12 Days of Christmas

I was recently tasked with figuring out an obfuscated C program. It is 822 characters of complete gibberish, yet magically prints the entirety of The Twelve Days of Christmas when run.

We can clean it up a bit by running it through clang-format. After that, we carefully replace the ternary operators with if statements and clean up the logic, making sure that the output is the same with the command $ diff <(./orig) <(./a.out). We end up with a slightly nicer-looking program.

It now looks similar to a typical C quine, except there are two data blocks here. Additionally, the call to putchar() looks a bit odd, until we remember that in C, a[b] and b[a] are the same:

        return putchar(a[31]);

Using gdb, we see that when the program is run with no arguments, the value of t is 1 (as t takes the value usually assigned to int argc. Therefore, control flow falls into the last if statement, running return main(2, 2, "%s");. However, we find through experimentation that the return values actually have no effect. We transform the calls to return main(...) with two statements, main(...); return 0. Since the nested calls to main() are effectively adding 0 to the value of a, we can unnest them, making sure to order them in the correct sequence. Our program now looks a lot less complex.

We run through it again, optimizing more aggressively this time. By tracing through the program and occasionally guessing, we find that some strings like "%s %d %d\n" are useless, as well as all the negative numbers. The useless strings (including where a is passed but not used) are replaced with the empty string "" and the negative numbers are replaced with a single value. This final pass allows us to visualize the program easier.

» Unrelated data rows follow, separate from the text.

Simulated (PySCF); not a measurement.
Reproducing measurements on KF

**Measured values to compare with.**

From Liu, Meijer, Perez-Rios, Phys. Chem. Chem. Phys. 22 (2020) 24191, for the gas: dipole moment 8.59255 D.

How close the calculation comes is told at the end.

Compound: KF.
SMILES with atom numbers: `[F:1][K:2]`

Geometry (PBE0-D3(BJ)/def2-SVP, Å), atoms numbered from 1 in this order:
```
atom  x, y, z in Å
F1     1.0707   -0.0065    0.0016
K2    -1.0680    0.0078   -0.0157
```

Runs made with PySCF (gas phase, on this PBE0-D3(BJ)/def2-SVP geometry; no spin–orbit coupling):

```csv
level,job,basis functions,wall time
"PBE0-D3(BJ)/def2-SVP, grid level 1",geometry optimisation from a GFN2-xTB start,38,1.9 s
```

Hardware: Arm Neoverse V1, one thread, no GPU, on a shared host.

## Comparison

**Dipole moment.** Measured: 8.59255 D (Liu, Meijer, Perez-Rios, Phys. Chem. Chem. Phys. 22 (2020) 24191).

At this point, it's fairly obvious that the two strings have something in common. The parser prints the 32nd character of one of the strings when two characters are matching, and seems to stop when it reaches a slash (/). We write a small program to play around with this. For every character in the big string (except slashes, which are printed verbatim), we look through the small string for the corresponding character. Once we have a match, we offset our position by 31 in the small string and send it to putchar(), just like in the original program. Running this algorithm, we are greeted with the components of the poem, delimited with slashes, as expected:

On the /first/second/third/fourth/fifth/sixth/seventh/eigth/ninth/tenth/eleventh/twelfth/ day of Christmas my true love gave to me
/twelve drummers drumming, /eleven pipers piping, /ten lords a-leaping,
/nine ladies dancing, /eight maids a-milking, /seven swans a-swimming,
/six geese a-laying, /five gold rings;
/four calling birds, /three french hens, /two turtle doves
and /a partridge in a pear tree.
It turns out that the program in question is a condensed version of Ian Phillipp's 1988 ioccc submission. Although old, the challenge proved to be a fun exercise in reverse engineering.